Our Inclusive Community by Barbara McGlamery

Our Inclusive Community by Barbara McGlamery, Senesh Parent

Openness, inclusion, empathy and support. These words perfectly describe Hannah Senesh to me.  We have been tremendously proud to call Senesh our home for the last nine years. Lorenzo, our oldest son, newly graduated in June, is now off to Little Red School House for high school.

I was raised in Lake City, Florida. A town with maybe one Jewish family.  My own family was Southern Baptist.  I grew up with no hatred for Jews, in fact, Judaism was seen as the bedrock of Christianity. I was never a religious person.  Then and now I identify as, well, nothing.  I moved to NYC in 1994 and in 1996, was working as a librarian at the New York Public Library when I met Adam Perlmutter, a tall, Jewish Yankee lawyer from Connecticut with a motorcycle; more than a triple threat.  There were a lot of raised eyebrows in my family, but I was in love.

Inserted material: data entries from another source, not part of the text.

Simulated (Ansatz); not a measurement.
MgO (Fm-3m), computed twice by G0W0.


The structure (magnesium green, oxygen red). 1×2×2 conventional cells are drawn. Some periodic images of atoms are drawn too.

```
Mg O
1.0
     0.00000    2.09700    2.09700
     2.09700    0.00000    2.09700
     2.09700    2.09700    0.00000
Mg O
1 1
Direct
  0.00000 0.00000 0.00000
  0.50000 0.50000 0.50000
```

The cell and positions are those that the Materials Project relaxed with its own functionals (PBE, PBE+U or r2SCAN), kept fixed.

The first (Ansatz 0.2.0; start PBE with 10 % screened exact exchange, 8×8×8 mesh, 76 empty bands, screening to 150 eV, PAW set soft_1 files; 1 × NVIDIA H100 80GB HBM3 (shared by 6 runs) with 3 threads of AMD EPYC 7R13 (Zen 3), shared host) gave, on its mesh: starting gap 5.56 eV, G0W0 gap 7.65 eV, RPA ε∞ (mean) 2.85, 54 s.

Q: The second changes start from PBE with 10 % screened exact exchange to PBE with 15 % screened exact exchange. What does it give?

Raising a Jewish family was important to Adam, and not being religious myself, I accepted that it was important to him and therefore important to me.   Lorenzo was born and as we were looking for elementary schools, Hannah Senesh came onto our radar. It was creative, small, and inclusive; all the things we believed a good elementary school ought to be.

But it was on day three of third grade when we realized how giving the school was – to both children and their families.  Lorenzo was struggling with academics and fitting in.  One day a team of three caring adults including the classroom teachers, the learning specialist, and the Lower School director, assembled.  This team helped us create a plan of attack to get Lorenzo up to speed.  That turned out to be the turning point year for our son when he gained academic mastery and more importantly, developed self-confidence. It’s the individual attention each child receives at Senesh that makes this school so special. You send your kid off every morning to a place where you know the adults are in his corner.
Frequently people who don’t know the community ask me if I’m treated differently at Senesh because my son is Jewish and I am not. I can say that there has not been one instance where I felt excluded.  I luckily stumbled upon an open, loving and giving assembly of teachers, administrators, parents and children. The values that are taught at Senesh are Jewish values, but also the universal ones that ring true to all of us. Kindness, openness, and community.

I am so grateful for the people at Senesh.  It takes this kind of love and learning as a community for children to feel safe to be themselves and respect their individual narratives. That includes acceptance of their family background.  Thank you all for helping us raise a bright, engaged, spirited boy into a promising and thoughtful man.